Breaking the Building Regulations
Breaking the building regulations can happen when:
- you don't lodge plans before you start the building work
- the builder doesn't give the necessary notice during work stages
- you don't meet the building requirement during site work
When you or a builder break a building rule, it's described as a 'contravention'.
Building Control in the local council is responsible for dealing with breaches of building regulations.
They'll ask a builder to rectify a contravention. If the builder doesn't rectify what's wrong with the work, the council can take legal action.
Where building work doesn't meet the regulations, the council has authority to serve a Building Regulations Contravention Notice.
Building Regulations Contravention Notice
The notice explains:
- the contravention
- how long you have to alter, remove or rectify the defective work
The council usually gives you 28 days to alter, remove or rectify the work.
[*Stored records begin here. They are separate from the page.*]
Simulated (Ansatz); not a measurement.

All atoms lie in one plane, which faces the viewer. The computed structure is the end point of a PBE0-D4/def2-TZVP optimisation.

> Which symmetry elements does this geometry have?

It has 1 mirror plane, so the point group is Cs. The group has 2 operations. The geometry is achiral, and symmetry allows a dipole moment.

How to respond to a contravention notice
When you receive a contravention notice, you need to make one of three responses:
- obey the notice
- challenge the notice
- appeal the notice
Complying with the notice
To comply, you need to alter, remove or rectify the defective work within 28 days.
Challenging the notice
To challenge the notice, you need to ask an expert to write a report with reasons why the council should not have given a contravention notice. You need to send the report to the council. If they reject the report, you can appeal their decision.
Appealing the notice
You appeal to the Building Regulations Unit in the Department of Finance against a contravention notice from the council. You need to appeal the notice within 28 days.
You can also appeal a council's decision to:
- reject plans
- refuse to relax Building Regulations
- deem your plans include materials unsuitable for permanent buildings
You have 56 days to appeal rejected plans. Send your appeal to:
Building Regulations Unit
Department of Finance
The council's Building Control office can explain how to appeal.